Existence of diiodo-methane near the surface layer is
also a complete mystery.
Diiodo-methane is easily decomposed
by the blue-wavelength light of the sunlight. Hence, it is a mystery why diiodo-methane is constantly present in
the ocean layer where light can reach.
It was initially believed that
diiodo-methane accumulated in the subsurface layer where the light was weak and
reached the surface layer via vertical mixing. Subsequently, it maintained the
surface layer concentration.
Therefore, we decided to confirm this
by simultaneously investigating three aspects: “turbulence measurements”
evaluating vertical mixing in detail, “light observations” analyzing the depth
of light penetration, and diiodo-methane measurements.

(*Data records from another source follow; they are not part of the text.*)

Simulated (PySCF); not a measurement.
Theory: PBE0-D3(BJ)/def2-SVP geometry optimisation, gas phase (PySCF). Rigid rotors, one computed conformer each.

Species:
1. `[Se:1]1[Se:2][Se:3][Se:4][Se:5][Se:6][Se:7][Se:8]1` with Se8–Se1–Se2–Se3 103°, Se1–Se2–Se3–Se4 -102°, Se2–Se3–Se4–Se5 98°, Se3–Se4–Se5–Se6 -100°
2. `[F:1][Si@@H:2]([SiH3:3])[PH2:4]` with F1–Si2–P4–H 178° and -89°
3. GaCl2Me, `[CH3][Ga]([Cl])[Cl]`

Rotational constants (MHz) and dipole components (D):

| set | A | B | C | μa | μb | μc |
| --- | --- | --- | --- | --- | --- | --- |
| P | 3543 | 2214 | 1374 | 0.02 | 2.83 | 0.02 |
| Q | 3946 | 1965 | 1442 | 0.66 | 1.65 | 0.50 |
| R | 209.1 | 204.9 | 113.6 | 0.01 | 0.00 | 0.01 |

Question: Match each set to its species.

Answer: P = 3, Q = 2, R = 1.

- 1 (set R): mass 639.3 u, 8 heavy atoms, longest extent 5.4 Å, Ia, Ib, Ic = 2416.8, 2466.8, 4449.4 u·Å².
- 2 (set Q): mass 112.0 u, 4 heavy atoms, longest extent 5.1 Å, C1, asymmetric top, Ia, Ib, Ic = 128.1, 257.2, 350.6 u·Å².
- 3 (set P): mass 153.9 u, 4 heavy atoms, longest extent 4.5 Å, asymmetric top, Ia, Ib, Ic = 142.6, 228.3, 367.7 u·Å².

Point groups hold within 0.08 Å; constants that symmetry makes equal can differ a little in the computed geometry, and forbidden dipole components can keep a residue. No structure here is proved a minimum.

(We worked on this as an open call for
participants for the establishment of marine mixing studies (representative:
Professor Yasuda Ichiro) and cooperated with Professor Yasuda’s group and
Professor Hirawake’s group)
Results showed that vertical mixing cannot maintain the diiodomethane concentration
in the ocean surface layer. Hence, we formulated various hypotheses
and begun verifying them. As shown below, currently we hypothesize that iodine
is retained in the body of the phytoplankton (or the acidic polysaccharides on
their surfaces), and we are attempting to verify this.